Three Effective Strategies for Problem Behaviors


1. The Sacred Treat


The term “Sacred Treat” came about as a result of a successful strategy. A client family with 3 dogs was looking for a way to train their adolescent dog to come inside when it was time for bed. Because all of the family members had to report to their jobs fairly early in the morning, staying up late was not a good option.


It was summer, the evenings were cool, the yard had beautiful soft grass to lie on…why would a dog want to go inside?


Calling the dog wasn’t working. In fact, when we call a dog over and over and nothing is happening, we are really setting a precedent for more of the same. Anything that is practiced or repeated gets stronger, so the rehearsal of calling=not coming over and over just becomes the norm. Remember the old saying, “If you do what you’ve always done you’ll get what you always got”.


In the case of our young dog wanting to stay outside in the cool summer evening, we had to find something that made it worthwhile for him to come inside. Enter the Sacred Treat!


Cheese was this dog’s favorite thing. In order for cheese to become “sacred” it had to appear ONLY at the strategic moment when he entered the house at bedtime. When the family implemented this strategy it did not take long for the dog to make a strong association between coming in at bedtime and getting his favorite treat in the world. The family was consistent and did not give the dog any cheese at other times. They also did not call and call, but used some restraint and patience to allow the dog to discover the new routine. In two weeks the dog was coming in quickly each night for his sacred treat and the frustration for the family was in the rear view mirror.


2. Management


Sometimes a simple change in the environment will fix a behavioral issue. A classic example of this would be hiding something many dogs find irresistible: TRASH. Many dogs are drawn to trash like a moth to a flame. That doesn’t make them a bad dog, it means they are pretty normal. Dogs are, by nature, scavengers. What better way to scavenge, than through something right in your immediate environment?

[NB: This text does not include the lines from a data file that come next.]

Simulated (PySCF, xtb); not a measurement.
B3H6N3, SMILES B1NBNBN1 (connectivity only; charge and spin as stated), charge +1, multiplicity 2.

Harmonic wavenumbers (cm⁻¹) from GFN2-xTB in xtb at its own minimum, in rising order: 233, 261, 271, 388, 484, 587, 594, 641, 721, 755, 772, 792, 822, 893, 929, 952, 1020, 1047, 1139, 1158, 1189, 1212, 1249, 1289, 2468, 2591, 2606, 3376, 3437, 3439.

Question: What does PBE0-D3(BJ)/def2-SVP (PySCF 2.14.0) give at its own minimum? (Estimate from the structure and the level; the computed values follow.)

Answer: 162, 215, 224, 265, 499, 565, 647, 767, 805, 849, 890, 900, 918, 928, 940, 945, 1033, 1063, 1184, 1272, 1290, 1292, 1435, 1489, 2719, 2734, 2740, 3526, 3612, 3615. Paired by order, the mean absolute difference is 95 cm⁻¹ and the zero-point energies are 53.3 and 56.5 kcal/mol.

Putting the trash under the sink, behind a closed pantry door, or getting a locking trash container can change your life!


Another management miracle is locking or eliminating dog doors. While it might seem nice for your dog to be able to go in and out as he pleases, this practice often results in excessive barking and digging in the yard. By eliminating the ability to come and go unhindered and unattended, these problem behaviors often disappear.


3. Competing Behavior


A Competing Behavior is one that serves the same function as another behavior. For instance, when a dog jumps on people, the function or goal is to gain attention and interaction with the human. Just the contact of the paws actually reinforces the jumping because physical contact is an interaction and often leads to more interaction. Pushing the dog away and correcting the dog are also interactions that reinforce the jumping!


A competing behavior such as sitting to greet, must be highly reinforced and meet the same function or goal of the jumping behavior, which is interaction with the human.


Teaching the dog this new way of doing things can be tricky if the dog was not taught sitting as a default greeting when very young. However, old dogs, young dogs, all dogs can learn new tricks!


There are many ways to teach desirable behaviors that serve as replacements or competing behaviors for less desirable ones. Not all techniques work with every dog. There are trainers who would argue this point, but just as there isn’t one way to reach a human learner, there is not one single way to reach a canine learner.


Most annoying dog behaviors can be addressed through implementing The Sacred Treat, Management, or Competing Behavior. However, there are varying levels of severity with problem behaviors. A qualified trainer will work to discover the strategies and techniques that are best suited for the individual dog as well provide the support needed to implement the training plan.